Transportation Best Practices/Trends: How shippers can gain from dimensional pricing | Logistics Management
4 moves shippers need to make
There are four key actions that shippers need to make in preparation for the coming freight pricing revolution.
First, shippers need to learn about pricing models verses rate tables. Pricing models will likely be more complex, but it’s the disaggregation of pricing—beyond just density—where the savings opportunities will be found.
Second, make changes to shipper-controlled processes to enable more flexible shipping and handling options. Work with customers and your own receiving dock to make receiving times more flexible and to turn trucks faster. Determine if you can self -insure to earn lower release values when shipping.
Third, invest in new technology and connectivity to enable API calls to carriers for rates and service metrics. Use the cloud and third party integrators to reduce the need for internal IT support. Agree to use the carrier’s rate system as the system-of-record to simplify invoicing and auditing and to reduce errors.

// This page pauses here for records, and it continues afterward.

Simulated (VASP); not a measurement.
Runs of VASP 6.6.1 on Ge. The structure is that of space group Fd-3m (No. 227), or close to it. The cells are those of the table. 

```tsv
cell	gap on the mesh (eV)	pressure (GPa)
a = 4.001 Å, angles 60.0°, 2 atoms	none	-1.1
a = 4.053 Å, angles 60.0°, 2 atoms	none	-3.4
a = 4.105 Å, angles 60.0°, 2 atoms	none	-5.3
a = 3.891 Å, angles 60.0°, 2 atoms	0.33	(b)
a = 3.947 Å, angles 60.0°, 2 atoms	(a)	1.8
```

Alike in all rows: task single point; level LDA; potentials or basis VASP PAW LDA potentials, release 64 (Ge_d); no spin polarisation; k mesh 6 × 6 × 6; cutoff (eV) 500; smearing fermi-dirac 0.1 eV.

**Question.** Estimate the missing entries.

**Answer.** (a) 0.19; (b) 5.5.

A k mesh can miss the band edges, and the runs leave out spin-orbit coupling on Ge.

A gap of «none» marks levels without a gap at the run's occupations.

Fourth, learn about collaborative contracting and know which carriers and 3PLs are ready to implement it. Remember that the International Association for Contract and Commercial Management and major universities are promoting the idea of collaborative contracting thus legitimizing it for purchasing professionals. A growing list of carriers and shippers are experiencing the benefits of breaking the old paradigm of class-based rates and annual bidding on pricing tables.
Shippers approached by carriers to start using dimensional or density pricing should respond that they would only entertain this new process if more elements of freight cost are on the table.